Review by Gary Cordwell
Release date : 12 February 2016
Flummox: To bewilder, perplex, confound, obfuscate. Indeed! This, then, is Flummoxs’ second album and is, in their words, darker and…ahem, “more mature” than their debut album, 2015’s ‘Plummoxygen’.
‘Selcouth’, the lead and title track, impresses. It’s seriously doomy and sludgy. The opening riff (apologies, but there will be an overuse of the word ‘riff’ in this review), when it emerges from the feedback, is brilliant, while the rest of the riffs that follow the extended mid-song noodle are all equally impressive. Each one is doomier and chuggier than the last until they are finally (12 minutes later) bludgeoned into a pulp – it’s a veritable riff-fest!
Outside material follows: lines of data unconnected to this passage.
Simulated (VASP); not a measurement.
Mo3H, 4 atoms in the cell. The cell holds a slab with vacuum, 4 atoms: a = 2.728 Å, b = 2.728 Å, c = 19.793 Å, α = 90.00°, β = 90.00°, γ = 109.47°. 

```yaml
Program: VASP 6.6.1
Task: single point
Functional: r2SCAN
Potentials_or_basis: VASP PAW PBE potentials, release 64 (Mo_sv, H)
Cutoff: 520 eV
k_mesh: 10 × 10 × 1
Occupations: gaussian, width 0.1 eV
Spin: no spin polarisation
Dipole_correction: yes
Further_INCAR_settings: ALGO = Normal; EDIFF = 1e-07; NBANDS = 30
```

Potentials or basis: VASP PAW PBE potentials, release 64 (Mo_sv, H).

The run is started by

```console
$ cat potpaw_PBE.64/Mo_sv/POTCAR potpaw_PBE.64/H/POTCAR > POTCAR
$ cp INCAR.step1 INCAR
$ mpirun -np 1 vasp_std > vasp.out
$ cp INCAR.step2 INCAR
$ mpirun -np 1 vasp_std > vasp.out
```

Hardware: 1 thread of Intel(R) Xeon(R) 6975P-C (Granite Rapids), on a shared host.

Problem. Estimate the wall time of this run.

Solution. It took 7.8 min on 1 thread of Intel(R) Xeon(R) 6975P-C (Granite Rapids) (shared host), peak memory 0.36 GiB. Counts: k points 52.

The level of musicianship contained within these grooves (or bytes or data or whatever it is if you’re listening to it digitally) is frankly astonishing. Every riff is a blinder. The solo’s are equally stunning – ranging from loooong psychedelic retro blues rock to mind-boggling technical paradiddles to a brief classical acoustic interlude.
The range of musical styles too, is breathtaking. From Doom to sludge, heads down metal to NWOBHM to funk, with everything in between – prog, thrash, grunge, punk, heavy psychedelia and avant doom flute jazz! Oh yes, it’s all here! And all of it convincing and seemingly effortless. Take ‘Pan’s Daughter’ for example – city levelling riffage hammered out with devastating efficiency before we spin into sandblasting thrash, eye wateringly complex technical prog-outs and the aforementioned Ron Burgundy stylee jazz flute. If they stuck to any one of these genres they’d be great but they can (and will) do it all.
But…this is Flummox and flummox is what they do. There will be quirkiness. A case in point being ‘Tongue-Saw’ – a blistering, atonal, 2 minute diversion of Death, noise and screaming. Taking in growling, roaring, jazz fusion bass, cod reggae, cowbell, drunken Tom Waits yowling, snatches of ‘Amazing Grace’ and more Death metal. It’s mercifully brief.
And there’s humour…”Zappa-esque” humour. So, to quote the great man himself, “does humour belong in music?”. Discuss. There are ‘comedy’ voices, lyrics about hummingbirds being ground up and smoked. And then there’s the final track, ‘Bark, Paddle & Ball’ – a 9-minute serial killer/Grease mash-up. Doo Wop and Death metal combine. I can’t go into the lyrical content here – suffice to say it’s nasty. Misogynistic. Sexist. Purile, and simply unpleasant. It’s the bitter rant of a hormonal teenager who hasn’t been laid yet. Fingers crossed he finds someone who chills him out soon or he’s going to start torturing small animals. If ‘American Psycho’s’ Patrick Bateman was into Napalm Death rather than Huey Lewis And The News this would be what his mind sounded like. But Flummox will have an airtight defence – if you don’t like it then you just don’t get it, you’re not cool, not one of us. But trust me, you’ll only play it the once..if that.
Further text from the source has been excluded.